Why? I can feel the first stage of burnout happening. Currently just in the warning phase. Take it easy or uh oh. I pushed myself two weeks ago to get the file out for Law of the Beast, to my editor by Friday. Then last week I pushed myself to finish writing Scorched Silence.
Didn’t sleep well last night so that didn’t help. Think stress began to build up too. This is why it’s vital to take care of ourselves. Stuff started to compile very quickly last night so that contributed. Then today I was dealing with someone who’d been in my inbox once more, not gathering that when I say I’m not the Kim Iversen who does radio (notice the spelling I even pointed out), I’m not playing around and lying. I’ve been deleting and deleting and deleting the messages, then got fed up and once more directed them to her website.
I get in my email this morning the same they did on Instagram. That they had no idea what I was trying to imply. No skin off their back essentially, but making it seem I was lying. Two things that irritate me most. Not being listened to (my family doesn’t, and they forget what I say a lot so I deal with it daily), and someone thinking I am lying. More so when I go to great lengths to be a person whose character (I’d hope) can be trusted and believed in.
Can’t block the email because they use my contact form so it’d block WordPress. Filters in my email don’t work either. Blocked them on Instagram. Blocked their email from commenting on this site. I think I will remove my contact form for a bit because I’m truly tired of having to delete messages that are only for the Kim Iversen radio show. That’s the only mail I’ve been receiving through my contact form for the past year. I even told that individual it was why I’ve been changing my display name to my full name. Still didn’t get the hint. Frustrating.

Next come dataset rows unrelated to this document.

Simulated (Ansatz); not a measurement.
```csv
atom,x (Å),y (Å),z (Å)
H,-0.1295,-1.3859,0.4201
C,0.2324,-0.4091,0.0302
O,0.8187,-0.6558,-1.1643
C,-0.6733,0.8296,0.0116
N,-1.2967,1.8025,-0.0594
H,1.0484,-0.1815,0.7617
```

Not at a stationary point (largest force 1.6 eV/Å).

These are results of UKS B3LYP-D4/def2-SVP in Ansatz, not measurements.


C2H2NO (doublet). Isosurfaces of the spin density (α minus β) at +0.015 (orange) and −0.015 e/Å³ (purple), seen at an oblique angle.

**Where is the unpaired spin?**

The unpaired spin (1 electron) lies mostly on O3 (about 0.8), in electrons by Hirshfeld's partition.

The problem with those type of individuals is that I try to be accessible to people who may actually be a reader of mine, but those types make me truly want to shrink back away from the internet and keep people from contacting me. Just gets old and tiresome. As a teen, and throughout my early twenties and mid twenties I dealt FAR too much with people going around trashing my reputation just because they didn’t like me, wanted to look good in front of their friends, wanted to make themselves feel better. I know what that is like, and that was before the internet. They spread false things, people rarely believed my word against theirs. I already know how that feels to deal with, and it’s not fun.
I do worry sometimes about my safety too though because with people getting confused over the two of us and her commentary on politics, there’s always a chance someone can confuse the two of us. They can get angry and retaliate. I have had stalkers. So many I lost count. I have dealt with that sort of harassment and worse, so I don’t wish it on her, but I also don’t want to deal with people like that confusing the two of us over something she says and they think that it is me. Then they retaliate against me. More so when she is probably far more equipped to handle it than I am too. She has a large following who has her back. Me not so much.
So I think I just need to give myself a break and turn off my contact form for a while. Hopefully you will understand. People have comments, they have socials. I can block people on those who don’t get the point and continue to harass and message me.
Now this weekend is strictly about being lazy and playing Sims 4. And Pirates of the Caribbean: Tides of War mobile game, lol. If you want to check that out, lemme know. The Pirates game I mean. It’s a mobile game. Here is the Googe Play Link – https://play.google.com/store/apps/details?id=com.joycity.potc&hl=en_US. I’m sure it’s on Apple too.
You’re welcome to join and play in my alliance. My brother handed it over since he grew tired of it. I don’t take it as seriously as some do. I level and strengthen my stuff, attack here and there, hunt monsters, log in often, but I am not one of those people who want to be top 1 or anything. So if you worry over that and have played games like this before, who demand that sort of thing, I’m not that way. I’m a casual player. Or, middle ground I suppose. I care, just not to that point. I like people being active because it helps everyone else in the alliance, but I’m not going to be all, log in every five minutes and chat, attack everyone! I’ve been in those top alliances in other games (Mobile Strike) and meh. I don’t have those sorts of rules, or energy to be that way to others.
If you are interested, like the movie, want to check out what a mobile game is like, whatever. It’s fun. Feel free to download the game, install it. Follow the tutorial to get you to a 3 fortress or so (stay at 5 or lower so you can switch servers). Then comment below and I will tell you how to get to my server and find me.
Lazy girl commencing in five . . . four . . . three . . .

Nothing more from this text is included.